As for Paulson, at least he knew better from his years in “the game;”  he’s been doing the backstroke in shark infested waters since 1974. But his lame scolding last Sunday morning of Wall Street excess and his pleading for financial regulatory reform when he was the first hog at the trough in 2005 to the tune of $37MM, not to mention one of the key architects in 2004 pushing the  U.S. Securities and Exchange Commission to release the major investment houses from the net capital rule, requiring that brokerages hold reserve capital that limited their leverage and risk exposure, is unbearable. His book should be called “Exit Laughing” instead of “On the Brink.” He gave away $700 billion dollars of our money to his buddies (and brother!) to do as they wish with no more stringent requirement than signing the guestbook at a B & B. Yet here is David Gregory giving these two major airtime and hanging on their pearls of wisdom. Did he have the temerity to ask Greenspan, “ Hey Doc, what were you thinking? “ or ask Paulson, “ Umm Hank,  when you were writing the checks, did you think to, uh, maybe,  politely ask anybody what they planned to do with all our tax dollars? Or if they minded terribly to throw a few bucks to some hard-working small business owners and prudent real estate investors who also risk their own money?” Guess not…
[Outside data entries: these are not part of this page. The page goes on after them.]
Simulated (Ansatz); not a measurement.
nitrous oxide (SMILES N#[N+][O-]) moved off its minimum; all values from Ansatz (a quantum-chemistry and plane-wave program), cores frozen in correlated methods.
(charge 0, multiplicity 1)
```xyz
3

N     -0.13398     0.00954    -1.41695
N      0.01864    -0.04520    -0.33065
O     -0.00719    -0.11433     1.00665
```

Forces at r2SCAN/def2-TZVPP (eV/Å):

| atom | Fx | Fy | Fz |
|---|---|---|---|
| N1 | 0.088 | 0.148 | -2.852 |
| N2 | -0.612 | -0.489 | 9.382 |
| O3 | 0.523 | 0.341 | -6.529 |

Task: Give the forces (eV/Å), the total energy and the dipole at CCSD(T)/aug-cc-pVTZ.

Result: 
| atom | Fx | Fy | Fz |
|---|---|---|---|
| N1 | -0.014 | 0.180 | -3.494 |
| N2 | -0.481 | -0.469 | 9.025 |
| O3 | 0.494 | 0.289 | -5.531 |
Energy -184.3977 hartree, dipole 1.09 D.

Back to CNBC for a minute. Now I love looking at Mrs. Kushner (nee Ivanka Trump) as much as the next guy, but seriously, do they really expect us to believe that a 29 year old who has never worked through a real estate depression a la 1987, 1993, etc or has ever risked their own hard-earned capital in a deal can enlighten us about the future? Come’on. She might as well have sounded like the unintelligible teacher from Peanuts honking away off-camera and yet Joe Kernen would still stare at her doe-eyed. And come to think of it, where was Ron Insana (running back to the CNBC womb after cratering at SAC & his own private equity biz), Maria Bartiromo and the rest of the CNBC vaudevillians to question Greenspan or any Lehman, Bear, Goldman bonus babies during the 2004-2007 “irrational exuberance” when the dollar was tanking and home prices and per capita income were diverging faster than Brad and Angelina. Instead they offer us adoring stares at an oompa loompa-tinted mortgage salesman named Angelo. Why? IT’S ENTERTAINMENT! NOT JOURNALISM OR EVEN INFOTAINMENT. E-N-T-E-R-T-A-I-N-M-E-N-T!

The dangerous problem is that all these talking heads with zero real world business experience pass themselves off as financial experts and unfortunately, some naive viewers mistakenly listen to these entertainers just because they take their jackets off and roll up their sleeves to look more credible. Remember: most of the guests on these shows are touts placed by paid PR reps who promise ad spending in return for face time for their clients. The name of this game is pay to play, especially any news organization owned by Murdoch such as the soon-to-be tabloid rag, Wall Street Journal – I expect to see Snookie topless on WSJ’s Page 3 any day now.

SO BEWARE OF WATCHING CNBC, MSNBC, FOXBUSINESS (that’s an oxymoron if I ever heard one) , Neil Cavuto’s Your World, BARTIROMO REPORT  et al for anything except passing time but definitely not for business advice; I already made that mistake. Remember Cramer’s infamous “Buy Bear Stearns” (thank you Jon Stewart) or Kudlow’s ridiculous ‘green shoots” mantra? What does that even mean when 16% of our eligible labor force is either unemployed or underemployed or just plain given up altogether? Not to mention skyrocketing commercial vacancies and household balance sheets that will take years to de-leverage?!

I’ll conclude this piece on a positive note: there are plenty of insightful, thorough financial media sources providing objective views and hard data worth our collective attention. Here is my recommended list:

Gretchen Morgenson, NY Times; author Michael Lewis; Urban Land Institute;  Vikas Bajaj, NY Times; the Seeking Alpha blog; Adam Pincus, The Real; National Real Estate Investor Magazine; Healthcare Real Estate Insights Monthly; Real Capital Analytics ; Andrew Ross Sorkin’s DealBook;; Mark Haines on CNBC (sometimes); CBRE Econometric Advisors and whatever Mort Zuckerman says on the McLaughlin Report.

Whew, I feel much better now that’s off my chest and I promise my next article will be something I’m a bit more informed about – oh yeah, alternative real estate.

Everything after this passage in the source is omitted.